The kind of book that would never have been produced without the support of a government agency, and therefore, the kind of book that might be less likely to be produced now than then back in the old days of 2004; this is not only the best book on Bohumil Hrabal that I have found to date (and I intend to keep on looking), but the kind of book that can change your life, and has, for me, twice. From the blisteringly angry preface by Egon Bondy, written in January, 2001, through the chapters dealing with Hrabal's death, to those dealing with his first loves both literary and romantic, here is an example of the best kind of that class of biography written by people who knew the subject and believed him to be wronged.

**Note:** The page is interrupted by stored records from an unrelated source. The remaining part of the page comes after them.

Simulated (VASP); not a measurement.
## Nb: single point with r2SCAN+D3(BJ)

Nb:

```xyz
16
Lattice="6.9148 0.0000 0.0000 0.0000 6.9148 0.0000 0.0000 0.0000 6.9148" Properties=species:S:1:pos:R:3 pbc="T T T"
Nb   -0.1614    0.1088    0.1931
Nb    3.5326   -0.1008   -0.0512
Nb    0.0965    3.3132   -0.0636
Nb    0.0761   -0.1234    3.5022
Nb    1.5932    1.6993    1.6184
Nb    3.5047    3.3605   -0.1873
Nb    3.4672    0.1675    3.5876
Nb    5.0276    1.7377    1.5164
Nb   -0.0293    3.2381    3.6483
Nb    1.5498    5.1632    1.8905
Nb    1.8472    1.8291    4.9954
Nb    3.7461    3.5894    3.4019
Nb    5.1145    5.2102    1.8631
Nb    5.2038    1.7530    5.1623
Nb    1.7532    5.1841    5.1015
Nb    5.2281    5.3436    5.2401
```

It is desperately sad that a book of this quality, about a man the calibre of Hrabal, is likely destined to languish in a handful of second-hand bookshops going for the price of a pretentiously indifferent main course at the kind of gastropub Hrabal would never have willingly entered. Having said that, perhaps it is entirely appropriate. By the time of Hrabal's centenary when the inheritors of the 'shadow establishment' Bondy railed against were cursing Hrabal as a collaborator and he had been turned into a mythical drunken factotum, an ambivalently neutralised national treasure, a prettier full-colour coffee table book was put out full of all of the dates and all of the Gradgrindian facts and factoids of the matter that were then considered fit to print. With it he was reasonably well-served, but I have no need for it. With this book, I feel I am closer to the truth of his life and work. That most aren't, I will admit, is little surprise.